Yes, this is assuming crewed combat was ever a thing, which seems unlikely since we’re already getting rid of that down here. But I meant the sudden death and the focus on stealth as the only possible defense.
Yes, although I’d imagine that the failures are cascading in such a way that you are heading for crush depth. The Captain is shouting orders to try everything. You may well die before you can realize it’s the very end, but you likely know the end is coming.
The next stage on your journey of terror involves the Byford Dolphin
Submarines are designed to sink … and surface again, so some otherwise catastrophic casualties are survivable. On the other hand, targets er ahh surface ships only go down once.
When my brother got out of the Navy Nuke School, I told him not to get on a sub. Submarine movies never end well. It’s always multiple compartments filling up one by one with water.
Well, the sub in Das Boot ended up being bombed while docked, but even so, there were some truly terrifying scenes in that movie.
At Chicago’s Museum of Science and Industry, the captured U-505 is on display. I’m not really claustrophobic, but I still have trouble with the idea of living in such close quarters.

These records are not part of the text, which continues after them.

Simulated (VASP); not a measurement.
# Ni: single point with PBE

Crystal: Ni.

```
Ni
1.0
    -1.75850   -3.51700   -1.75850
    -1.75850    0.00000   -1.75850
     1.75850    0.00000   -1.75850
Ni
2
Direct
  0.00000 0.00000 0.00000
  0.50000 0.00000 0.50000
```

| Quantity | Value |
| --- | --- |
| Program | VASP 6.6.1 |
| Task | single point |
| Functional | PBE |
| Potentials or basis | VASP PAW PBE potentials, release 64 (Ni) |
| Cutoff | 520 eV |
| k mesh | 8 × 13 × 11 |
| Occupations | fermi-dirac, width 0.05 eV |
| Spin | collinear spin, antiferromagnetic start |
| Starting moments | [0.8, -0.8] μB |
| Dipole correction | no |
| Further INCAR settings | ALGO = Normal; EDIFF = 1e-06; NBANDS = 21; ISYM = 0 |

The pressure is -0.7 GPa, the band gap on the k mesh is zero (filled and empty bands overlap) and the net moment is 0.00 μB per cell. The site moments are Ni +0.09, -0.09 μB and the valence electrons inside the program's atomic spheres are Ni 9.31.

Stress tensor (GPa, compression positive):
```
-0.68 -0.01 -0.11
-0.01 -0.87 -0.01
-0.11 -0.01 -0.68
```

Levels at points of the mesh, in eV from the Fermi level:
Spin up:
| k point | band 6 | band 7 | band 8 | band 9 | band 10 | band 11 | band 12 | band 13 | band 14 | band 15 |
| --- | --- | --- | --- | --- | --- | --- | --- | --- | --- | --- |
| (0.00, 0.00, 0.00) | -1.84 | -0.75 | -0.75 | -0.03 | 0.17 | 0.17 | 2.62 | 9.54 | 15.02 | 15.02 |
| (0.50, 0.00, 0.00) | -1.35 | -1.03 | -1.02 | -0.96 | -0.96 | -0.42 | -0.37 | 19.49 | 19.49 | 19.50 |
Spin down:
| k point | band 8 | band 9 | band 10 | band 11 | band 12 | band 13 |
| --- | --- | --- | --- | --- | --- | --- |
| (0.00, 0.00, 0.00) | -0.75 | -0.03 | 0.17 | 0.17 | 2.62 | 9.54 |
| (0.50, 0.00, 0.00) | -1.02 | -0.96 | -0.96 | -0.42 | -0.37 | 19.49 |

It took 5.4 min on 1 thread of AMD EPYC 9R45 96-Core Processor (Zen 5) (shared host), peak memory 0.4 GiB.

in space, the pressure difference is about one atmosphere. 400 meters below the sea surface, the pressure difference is closer to 40 atmospheres.
besides—
Space battles are boring. This came to me as an unexpected and unwelcome discovery. But consider: Space is vast, and for the most part our vehicles accelerate slowly, at rates measured in milligees—approximately a centimeter per second squared. Yes, there are exceptions, the high-impulse flare of a nuclear-thermal rocket and the continuous-centigee burn of a starship. And in the final seconds and minutes of an engagement, there is the gut-punching shove and roar of chemical thrusters, prodigiously wasteful of reaction mass, jinking and weaving and desperately trying to make or break a targeting lock. But for the most part, space battles are a slow dance of orbital dynamics and continuous low-thrust acceleration for days or weeks or even years: a dance that culminates in a terrifying minute of battering, deafening evasive maneuvers followed by sudden death or survival, and more weeks or months of slow, steady thrust. If anything, the course of a space battle resembles a gambling game in which both sides make some preparations in private, expose other aspects of their strategy to their rivals—and the match is determined by a final throw-down. But it’s a game which one or more of the participants never gets to play again. There is no guarantee that there will be a winner, but there is always at least one loser. If you peer closely at it, you might even discern a resemblance to certain types of option trades.
Stross, Charles. Neptune’s Brood (pp. 312-313). Penguin Publishing Group. Kindle Edition. "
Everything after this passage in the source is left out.